Consider the case of Karl. Multiple times a year – for decades – Karl Lagerfeld creates fashion. Although at this stage, one would imagine that he would leave the bulk of design duties to others, Lagerfeld is intensely involved in every aspect of his presentation (including set design, styling, and even photography). One might also conclude that there is an end to his well of creativity, but his well has proven (thus far) to be bottomless.
For Chanel Fall 2014 Couture, he still managed to startle and titillate – not by reinventing a new couture technique, or making some sort of whimsical new fabric, or by exacting a new silhouette – but by reversing the very core of Couture itself. Or, in Karl’s words, “Haute couture without the couture.” To advance a new philosophical notion on top of a fantastically high-brow presentation is the stuff of true genius.

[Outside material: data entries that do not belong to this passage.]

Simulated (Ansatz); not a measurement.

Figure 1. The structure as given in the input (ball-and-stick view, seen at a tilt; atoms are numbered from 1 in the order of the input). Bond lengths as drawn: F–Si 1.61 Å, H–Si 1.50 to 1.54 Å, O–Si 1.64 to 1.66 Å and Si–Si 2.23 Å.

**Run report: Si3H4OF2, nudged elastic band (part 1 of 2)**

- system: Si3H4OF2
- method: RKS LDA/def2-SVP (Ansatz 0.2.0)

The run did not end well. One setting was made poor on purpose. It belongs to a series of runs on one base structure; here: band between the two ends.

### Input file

His working material? Concrete. Concrete cut into tiny, lightweight, magical tiles and peppered along smart tweed suits, molded wool jackets and technicolor separates. He took something base and elevated it to the level haute couture, which is the true essence of creation. His silhouettes were built with architect-like precision, molded instead of seamed and more flattering than you would ever imagine stiff tweed could be. Decorated with crystal paillettes, fringe, and feathers, the first half of Chanel’s Fall 2014 Couture collection was as rich and exquisite as many designers’ closing halves.
About midway through the show, Lagerfeld sent a molten gray down the runway that was comprised of a pewter fabric over sprawling lace. It signaled the beginning of an earthier stretch of clothes that shimmered like subterranean layers of metal, clay and shale. He shifts again to frothy pastels, impeccably embroidered czarina frocks and uber-luxe peasant dresses in velvet, crystal, and brocade. One can’t even fathom the amount of time that went into making Look 50, a glittering, fully-sequined gown that shimmered like liquid silver. A series of shapely and exquisite white dresses closed the show, a tribute perhaps to the traditional wedding dress closer (resembling nothing like any wedding dress you’ve seen before). Lagerfeld is capable of stretching so far every season that we firmly believe his alien-like talents should be preserved and studied for the future wellbeing of fashionkind.